- Trump's win surprises both Republicans and Democrats
- 42% describe one of their reactions as "afraid"
- Reactions are far different from those eight years ago
WASHINGTON, D.C. -- Americans on both sides of the 2016 presidential race are reacting strongly to Donald Trump's victory Tuesday: 80% of Trump voters say they are "excited," while 76% of Hillary Clinton voters say they are "afraid." A large majority (75%) share one reaction: surprise.
|National adults||Trump voters||Clinton voters|
Trump's tumultuous campaign often put him at odds with leaders of his own Republican Party and resulted in the highest unfavorable ratings for any presidential candidate in Gallup polling history. A majority of Americans also viewed Democratic nominee Clinton unfavorably, making this the first time since Gallup began measuring favorability that both major-party candidates had negative ratings.
Nevertheless, when asked whether each of six adjectives describes how they are reacting to the election results, Americans do not overwhelmingly identify with the most negative terms. Almost as many say they are "relieved" (40%) as say they are "afraid" (42%). About the same percentages describe their reaction as "excited" (35%) and "devastated" (34%).
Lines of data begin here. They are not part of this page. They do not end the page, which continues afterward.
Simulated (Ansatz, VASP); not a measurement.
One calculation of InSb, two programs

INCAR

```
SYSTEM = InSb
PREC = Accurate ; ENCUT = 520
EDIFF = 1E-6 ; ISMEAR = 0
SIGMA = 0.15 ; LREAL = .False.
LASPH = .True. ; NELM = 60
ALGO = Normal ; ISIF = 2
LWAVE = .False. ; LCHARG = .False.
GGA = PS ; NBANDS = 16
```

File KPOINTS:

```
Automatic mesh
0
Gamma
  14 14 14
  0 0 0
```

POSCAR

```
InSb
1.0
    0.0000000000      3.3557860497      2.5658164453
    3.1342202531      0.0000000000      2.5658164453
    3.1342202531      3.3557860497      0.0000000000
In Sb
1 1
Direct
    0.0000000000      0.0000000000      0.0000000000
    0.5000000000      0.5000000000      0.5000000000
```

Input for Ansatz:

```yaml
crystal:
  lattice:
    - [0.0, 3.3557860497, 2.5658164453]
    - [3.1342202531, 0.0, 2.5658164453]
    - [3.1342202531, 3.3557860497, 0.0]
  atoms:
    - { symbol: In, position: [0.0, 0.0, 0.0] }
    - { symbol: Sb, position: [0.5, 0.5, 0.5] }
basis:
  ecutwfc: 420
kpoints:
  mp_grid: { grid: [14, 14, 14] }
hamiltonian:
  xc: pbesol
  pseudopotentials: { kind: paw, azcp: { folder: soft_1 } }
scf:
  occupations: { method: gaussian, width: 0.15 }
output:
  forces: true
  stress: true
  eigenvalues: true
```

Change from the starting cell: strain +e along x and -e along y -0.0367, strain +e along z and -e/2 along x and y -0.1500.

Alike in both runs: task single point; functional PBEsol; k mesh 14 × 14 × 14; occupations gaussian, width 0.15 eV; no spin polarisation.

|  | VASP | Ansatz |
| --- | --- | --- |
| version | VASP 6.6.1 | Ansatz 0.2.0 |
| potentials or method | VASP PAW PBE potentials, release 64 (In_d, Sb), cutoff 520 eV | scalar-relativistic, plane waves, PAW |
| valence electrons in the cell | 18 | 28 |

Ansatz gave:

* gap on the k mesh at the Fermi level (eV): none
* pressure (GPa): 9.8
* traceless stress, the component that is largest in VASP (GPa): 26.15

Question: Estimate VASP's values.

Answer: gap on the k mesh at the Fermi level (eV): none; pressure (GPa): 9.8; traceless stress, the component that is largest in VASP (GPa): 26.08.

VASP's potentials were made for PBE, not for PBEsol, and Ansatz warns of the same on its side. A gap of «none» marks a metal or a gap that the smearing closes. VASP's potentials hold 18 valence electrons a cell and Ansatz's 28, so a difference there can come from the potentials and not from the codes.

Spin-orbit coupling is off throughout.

Huge differences exist between Trump voters and Clinton voters, with somewhat smaller differences between Republicans and Democrats as well as between younger and older Americans.
- Sixty-six percent of Democrats and independents who lean Democratic say they are "afraid," compared with 11% of Republicans and leaners.
- Sixty-three percent of Republicans and leaners are "excited," compared with 13% of Democrats and leaners.
- More than half of Americans aged 40 and younger (54%) say they are "afraid," compared with only a fourth of those 60 and older (25%).
- The situation reverses for those who say they are "relieved": More than half of those aged 60 or older (57%) say they are "relieved," while less than a fourth of those 40 or younger (22%) feel the same way.
Reactions Differ Greatly From Historic Obama Win in 2008
Americans reacted far differently in 2008 when Barack Obama won election as the first black president.
- Thirty-two percent of Americans say they are "proud" after Trump's election. The night after Obama's historic election, 67% described themselves as "proud."
- Thirty-five percent are "excited" about Trump's election. In 2008, 59% said they felt this way.
- Forty-two percent are "afraid" now, compared with 27% in 2008.
Obama's re-election four years ago did not evoke the same level of excitement as his historic win in 2008 did. Significantly fewer said they were "proud" or "excited," and more said they were "afraid."
Eight years ago, the vast majority of Americans felt "proud" that their country had elected a black president, seeing it as a monumental milestone. More than two-thirds had a favorable view of Obama, who won the race by more than 9 million votes.
Two presidential elections later, reactions are far different to Trump, who has the lowest favorable rating of any major presidential candidate in more than 50 years and who trails Clinton in the popular vote.
However, a comparison of reactions this year with those in 2012 shows the percentages of Americans "excited" about and "afraid" of each outcome do not greatly differ. Further, 66% of Republicans in 2012 said they were "afraid" when reacting to Obama's re-election, the same as the percentage of Democrats who now say they are "afraid." (In 2008, 53% of Republicans said the election outcome made them "afraid.")
Obama's re-election in 2012 and his subsequent inauguration occurred without widespread unrest or challenges to his legitimacy. The question moving forward after numerous anti-Trump protests Wednesday night and the threat of more to come on Inauguration Day is whether the anger and fear of those who oppose Trump will produce a different result.
Results for this Gallup poll are based on telephone interviews conducted Nov. 9, 2016, on the Gallup U.S. Daily survey, with a random sample of 511 U.S. adults, aged 18 and older, living in all 50 U.S. states and the District of Columbia. For results based on the total sample of national adults, the margin of sampling error is ±5 percentage points at the 95% confidence level. All reported margins of sampling error include computed design effects for weighting.
Polls conducted entirely in one day, such as this one, are subject to additional error or bias not found in polls conducted over several days.
Each sample of national adults includes a minimum quota of 60% cellphone respondents and 40% landline respondents, with additional minimum quotas by time zone within region. Landline and cellular telephone numbers are selected using random-digit-dial methods.